Aston Microphones announce another giant-killer – ELEMENT

Aston Microphones announce another giant-killer – ELEMENT

SHARE
Aston Microphones Element Featured Image

Last Updated on April 3, 2022 by Andrew Culture

In the world of music gear, all manufacturers like to claim world firsts. Everyone likes to think they’re breaking the mold and offering the universal something truly unique. Sadly this is often a fanciful embellishment of the truth. But sometimes, it’s true, and frequently that truth comes from British Company Aston Microphones.

Aston is known for their passion for getting feedback from industry professionals while developing new products. We recently reported that for their next product Aston planned to open out the consultation process to the whole of planet earth. A decision that we viewed as much brave as it was ambitious.

After the white coat wearing folk at Aston completed the gargantuan task of collating a whole lot of feedback from three months of public listening tests – following on from 18 months of development work behind closed doors – a new microphone has been born. It’s worth bearing in mind that Aston Microphones’ product range is remarkably small, so launching a new product is far from ‘just another day at the office’ for these guys. It’s a real big deal.

Aston head cheese James Young explains :

Introducing the Aston Element… bundle
The Element is packaged as a bundle and includes a shock mount and a nifty magnetic pop shield. The microphone itself has a new proprietary capsule type designed by Aston, called ‘Ridyon’. It’s a large, but lightweight, moving coil diaphragm which uses phantom power to deliver a capacitor-style performance and clarity, with the punch of a dynamic mic and open sound of a ribbon.

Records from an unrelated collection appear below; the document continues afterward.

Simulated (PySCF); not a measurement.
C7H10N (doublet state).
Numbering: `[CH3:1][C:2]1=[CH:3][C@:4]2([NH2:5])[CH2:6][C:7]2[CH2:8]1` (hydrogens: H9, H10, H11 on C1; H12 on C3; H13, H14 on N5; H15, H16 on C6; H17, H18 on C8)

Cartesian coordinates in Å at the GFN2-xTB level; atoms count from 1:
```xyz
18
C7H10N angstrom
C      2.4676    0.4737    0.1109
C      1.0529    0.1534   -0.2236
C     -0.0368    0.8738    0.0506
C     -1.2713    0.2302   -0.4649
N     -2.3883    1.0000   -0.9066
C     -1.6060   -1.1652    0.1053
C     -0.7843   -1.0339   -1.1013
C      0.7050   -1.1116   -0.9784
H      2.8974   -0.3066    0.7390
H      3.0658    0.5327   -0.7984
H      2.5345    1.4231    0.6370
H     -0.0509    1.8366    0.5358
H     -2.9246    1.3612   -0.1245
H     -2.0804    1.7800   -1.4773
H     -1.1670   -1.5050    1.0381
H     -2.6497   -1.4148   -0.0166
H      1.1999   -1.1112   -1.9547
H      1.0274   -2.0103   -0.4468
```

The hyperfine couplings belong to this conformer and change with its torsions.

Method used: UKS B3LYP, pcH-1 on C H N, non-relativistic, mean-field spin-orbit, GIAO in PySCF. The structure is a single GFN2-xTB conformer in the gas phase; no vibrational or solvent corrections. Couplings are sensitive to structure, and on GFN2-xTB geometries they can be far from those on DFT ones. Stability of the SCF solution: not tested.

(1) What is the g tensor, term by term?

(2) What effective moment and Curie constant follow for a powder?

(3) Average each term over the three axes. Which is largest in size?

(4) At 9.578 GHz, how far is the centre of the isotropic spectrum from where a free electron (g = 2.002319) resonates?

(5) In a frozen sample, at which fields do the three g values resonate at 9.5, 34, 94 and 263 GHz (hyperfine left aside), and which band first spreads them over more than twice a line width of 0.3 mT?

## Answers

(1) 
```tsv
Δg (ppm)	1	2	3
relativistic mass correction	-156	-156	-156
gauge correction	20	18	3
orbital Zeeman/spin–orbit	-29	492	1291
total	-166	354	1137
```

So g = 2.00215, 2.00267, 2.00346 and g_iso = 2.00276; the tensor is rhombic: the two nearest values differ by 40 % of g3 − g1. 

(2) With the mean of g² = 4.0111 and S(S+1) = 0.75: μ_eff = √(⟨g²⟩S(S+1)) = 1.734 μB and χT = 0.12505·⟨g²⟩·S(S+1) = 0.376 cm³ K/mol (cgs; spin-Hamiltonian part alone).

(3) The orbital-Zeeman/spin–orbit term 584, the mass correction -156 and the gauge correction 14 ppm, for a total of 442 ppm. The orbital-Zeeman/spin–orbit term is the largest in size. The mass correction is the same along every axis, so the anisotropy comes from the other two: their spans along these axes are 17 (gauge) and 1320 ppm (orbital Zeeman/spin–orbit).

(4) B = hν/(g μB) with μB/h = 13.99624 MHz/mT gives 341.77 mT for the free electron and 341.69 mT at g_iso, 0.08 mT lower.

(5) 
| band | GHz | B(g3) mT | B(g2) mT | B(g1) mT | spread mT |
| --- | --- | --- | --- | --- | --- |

The Element is a flexible beast and is ideally suited to, well, everything by the looks of it. Although the blind testing was based on acoustic guitar along with male and female vocal, by having the transient detail of a capacitor, the robustness and directionality of a dynamic and the midrange presence of a ribbon mean that it could be put in front of practically any sound source and it should be able to reproduce it with aplomb.

Price at time of typing is a surprisingly low £159 / €179 / $199 MRP.

So is the Aston Element worth buying?
Aston Microphones tend to upset people. Not us, the consumers, but other microphone companies. We’re guessing here, but Aston manufactures exceptionally high-quality microphones that cost considerably less than those churned out by the well-established marketing leaders. Not only do Aston sell microphones that won’t cripple your wallet, their microphones are also built like brick privies. Here’s a video that nicely illustrates the point.

This news article is not some industry-contact-pleasing hagiography; everyone here at Making-Music.com relies on the Aston Microphones we own to ‘get the job done’, day after day, week after week, month after… you get the idea.

In short, at this price, it would almost seem daft not to buy an Aston Microphones Element!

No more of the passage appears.